Silman was the son of Holocaust survivors, a life-long bachelor with no children who lived for years in Tel Aviv. He had earned a meager living doing odd jobs before starting a messenger service in 2000 that eventually failed, leading him to move to Haifa where it is less expensive to live.

Despite receiving government aid for disabilities resulting from a stroke, his bills mounted and he became involved in the protest movement opposing the high cost of living, the newspaper said.

Silman wrote in a suicide note that he blamed Prime Minister Binyamin Netanyahu and Finance Minister Yuval Steinitz for his predicament.

"I refuse to be homeless, this is why I am protesting," he wrote. "Against all the injustices done to me by the state, me and others like me.

His public self-immolation triggered a solidarity protest by thousands of people Sunday.

"I really hope that no one else will follow this path, but at the end of the day he was sick of the situation and he had no choice," Rabbi Idit Lev, manager of social justice projects at Rabbis for Human Rights, told The Jerusalem Post.
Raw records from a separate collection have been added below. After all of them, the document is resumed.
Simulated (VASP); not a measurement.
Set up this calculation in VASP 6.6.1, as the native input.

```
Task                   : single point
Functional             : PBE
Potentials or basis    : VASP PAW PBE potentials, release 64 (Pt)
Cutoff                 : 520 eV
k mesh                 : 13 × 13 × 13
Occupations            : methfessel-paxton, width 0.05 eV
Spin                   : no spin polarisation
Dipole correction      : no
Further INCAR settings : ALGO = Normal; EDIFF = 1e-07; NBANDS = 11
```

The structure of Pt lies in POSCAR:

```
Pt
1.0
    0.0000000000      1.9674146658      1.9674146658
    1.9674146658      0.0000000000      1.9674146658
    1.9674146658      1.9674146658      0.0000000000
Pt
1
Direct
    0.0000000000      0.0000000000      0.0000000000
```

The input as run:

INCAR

"He felt that no one in the state of Israel was listening to him. I don't know how these welfare policies are decided, who gets help and who does not, but at the end of the day, no one would help Moshe."

Batela Shahar of Jerusalem, a widowed mother of five who said she has lived on public assistance for 30 years, said "Silman's story is something that could happen to any of us."

"While I am a mother and can't let myself go like Silman did, I can totally understand how it came to that," she said.